While McClatchie hasn’t lost customers to the direct channel because of this, he has noticed another trend that he believes is even more concerning.
“The thing that worries me the most is banks offering different products to direct customers and brokers,” he said. “I have started to see a little bit of that, and under BID that makes it diabolical if that happens.
“One lender, through their direct channel, started offering fixed rates and cheaper variable rates, which they didn’t offer through their broker partners. I saw that and took it up with the lender and the aggregator. That actual lender acknowledged that and three days later they took their products off the market and stopped offering fixed rates and differential pricing compared to direct customers and brokers.
“They saw that was an issue they had been called out on and responded extremely quickly, and that impressed me. But it concerns me that that lender, which is a broker-focused lender, thought they could get away with it and that someone had the bright idea to put that in the marketplace.

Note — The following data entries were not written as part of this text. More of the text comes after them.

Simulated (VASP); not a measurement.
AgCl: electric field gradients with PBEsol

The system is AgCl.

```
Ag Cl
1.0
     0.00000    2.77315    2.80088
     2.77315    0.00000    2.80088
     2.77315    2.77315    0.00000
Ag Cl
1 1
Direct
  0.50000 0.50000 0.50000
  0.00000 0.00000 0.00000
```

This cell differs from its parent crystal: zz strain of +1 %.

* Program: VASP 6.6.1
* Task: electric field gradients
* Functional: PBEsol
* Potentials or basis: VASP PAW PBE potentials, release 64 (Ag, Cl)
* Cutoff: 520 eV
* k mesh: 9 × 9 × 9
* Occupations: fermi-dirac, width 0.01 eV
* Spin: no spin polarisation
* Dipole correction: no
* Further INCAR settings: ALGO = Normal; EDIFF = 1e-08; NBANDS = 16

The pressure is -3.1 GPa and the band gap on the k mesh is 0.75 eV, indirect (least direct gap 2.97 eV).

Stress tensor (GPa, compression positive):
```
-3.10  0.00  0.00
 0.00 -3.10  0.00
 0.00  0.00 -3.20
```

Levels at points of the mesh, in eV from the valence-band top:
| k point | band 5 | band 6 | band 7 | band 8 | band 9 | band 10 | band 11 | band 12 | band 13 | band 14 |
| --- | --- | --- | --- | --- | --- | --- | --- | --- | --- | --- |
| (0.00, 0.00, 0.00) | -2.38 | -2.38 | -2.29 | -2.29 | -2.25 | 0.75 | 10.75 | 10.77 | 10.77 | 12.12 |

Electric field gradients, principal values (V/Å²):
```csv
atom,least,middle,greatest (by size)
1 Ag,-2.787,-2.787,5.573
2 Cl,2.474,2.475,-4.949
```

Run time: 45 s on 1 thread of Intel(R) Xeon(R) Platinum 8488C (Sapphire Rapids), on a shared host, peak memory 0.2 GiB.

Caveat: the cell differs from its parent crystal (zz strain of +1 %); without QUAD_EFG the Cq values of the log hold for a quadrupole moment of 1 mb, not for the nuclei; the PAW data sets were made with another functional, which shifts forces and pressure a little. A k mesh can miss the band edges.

“I think under BID that more of this is going to happen, that banks are going to see an opportunity to have differential products – come to us direct you can get this, but you can’t get it through a broker. It completely goes against the essence of what the government is trying to achieve, which is better outcomes for consumers.”
MoneyQuest managing director Michael Russell told MPA the SLA differential was a matter of incompetence.
“It is just blatant incompetence that we’re seeing these uncontrolled blowouts that the lenders themselves are often powerless to intervene and rectify,” he said. “It must be incompetence because we don’t see this within the bank and non-bank lender first party businesses, we don’t see this in their branch channels, or their direct online channels, or their direct mobile channels. Through all of their first party channels their SLAs have been excellent and very consistent for the last couple of decades.”
He said the problem was the most “frustrating, topical issue for brokers at the moment” – one that many people in the industry have been hesitant to speak out about for fear of consequence or backlash.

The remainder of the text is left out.